Commit 6d07b68ce16a ("ipc/sem.c: optimize sem_lock()") introduced a
race:

sem_lock has a fast path that allows parallel simple operations.
There are two reasons why a simple operation cannot run in parallel:
- a non-simple operations is ongoing (sma->sem_perm.lock held)
- a complex operation is sleeping (sma->complex_count != 0)

As both facts are stored independently, a thread can bypass the current
checks by sleeping in the right positions. See below for more details
(or kernel bugzilla 105651).

The patch fixes that by creating one variable (complex_mode)
that tracks both reasons why parallel operations are not possible.
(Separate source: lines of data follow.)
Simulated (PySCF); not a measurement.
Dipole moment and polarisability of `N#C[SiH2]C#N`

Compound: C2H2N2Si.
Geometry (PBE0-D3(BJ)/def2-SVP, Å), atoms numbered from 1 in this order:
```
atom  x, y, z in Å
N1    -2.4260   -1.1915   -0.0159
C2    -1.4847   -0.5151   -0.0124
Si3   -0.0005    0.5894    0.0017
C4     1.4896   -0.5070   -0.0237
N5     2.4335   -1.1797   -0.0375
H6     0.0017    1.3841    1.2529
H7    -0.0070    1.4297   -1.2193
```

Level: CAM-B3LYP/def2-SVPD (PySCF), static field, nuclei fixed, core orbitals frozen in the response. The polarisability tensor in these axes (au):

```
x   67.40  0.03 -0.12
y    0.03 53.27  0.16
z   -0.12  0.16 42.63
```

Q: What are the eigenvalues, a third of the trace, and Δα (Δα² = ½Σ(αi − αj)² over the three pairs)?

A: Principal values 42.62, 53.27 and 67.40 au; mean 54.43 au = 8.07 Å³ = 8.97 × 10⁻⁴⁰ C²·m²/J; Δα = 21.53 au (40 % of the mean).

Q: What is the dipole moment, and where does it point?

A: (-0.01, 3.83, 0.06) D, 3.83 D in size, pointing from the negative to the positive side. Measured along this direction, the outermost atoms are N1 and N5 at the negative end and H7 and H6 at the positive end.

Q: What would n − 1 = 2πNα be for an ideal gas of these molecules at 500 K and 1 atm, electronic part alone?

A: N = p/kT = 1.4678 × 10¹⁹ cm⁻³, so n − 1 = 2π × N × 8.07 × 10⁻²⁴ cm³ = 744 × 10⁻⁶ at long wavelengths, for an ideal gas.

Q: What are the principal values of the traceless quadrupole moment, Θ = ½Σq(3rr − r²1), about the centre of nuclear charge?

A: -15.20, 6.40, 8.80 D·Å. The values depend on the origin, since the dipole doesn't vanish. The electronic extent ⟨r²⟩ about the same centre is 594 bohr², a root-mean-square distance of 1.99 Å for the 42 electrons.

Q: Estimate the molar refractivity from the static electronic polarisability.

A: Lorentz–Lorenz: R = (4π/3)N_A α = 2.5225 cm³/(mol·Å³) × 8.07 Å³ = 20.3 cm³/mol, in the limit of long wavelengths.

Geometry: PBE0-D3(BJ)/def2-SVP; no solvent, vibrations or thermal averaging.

The patch also updates stale documentation regarding the locking.

With regards to stable kernels:
The patch is required for all kernels that include the
commit 6d07b68ce16a ("ipc/sem.c: optimize sem_lock()") (3.10?)

The alternative is to revert the patch that introduced the race.

Background:
Here is the race of the current implementation:

Thread A: (simple op)
- does the first "sma->complex_count == 0" test

Thread B: (complex op)
- does sem_lock(): This includes an array scan. But the scan can't
  find Thread A, because Thread A does not own sem->lock yet.
- the thread does the operation, increases complex_count,
  drops sem_lock, sleeps

Thread A:
- spin_lock(&sem->lock), spin_is_locked(sma->sem_perm.lock)
- sleeps before the complex_count test

Thread C: (complex op)
- does sem_lock (no array scan, complex_count==1)
- wakes up Thread B.
- decrements complex_count

Thread A:
- does the complex_count test

Bug:
Now both thread A and thread C operate on the same array, without
any synchronization.

Full memory barrier are required to synchronize changes of
complex_mode and the lock operations.

Fixes: 6d07b68ce16a ("ipc/sem.c: optimize sem_lock()")
Reported-by: felixh@xxxxxxxxxxxxxxxxxxxxxxxx
Signed-off-by: Manfred Spraul <manfred@xxxxxxxxxxxxxxxx>
Cc: <stable@xxxxxxxxxxxxxxx>
---
 include/linux/sem.h |   1 +
 ipc/sem.c           | 122 ++++++++++++++++++++++++++++++----------------------
 2 files changed, 71 insertions(+), 52 deletions(-)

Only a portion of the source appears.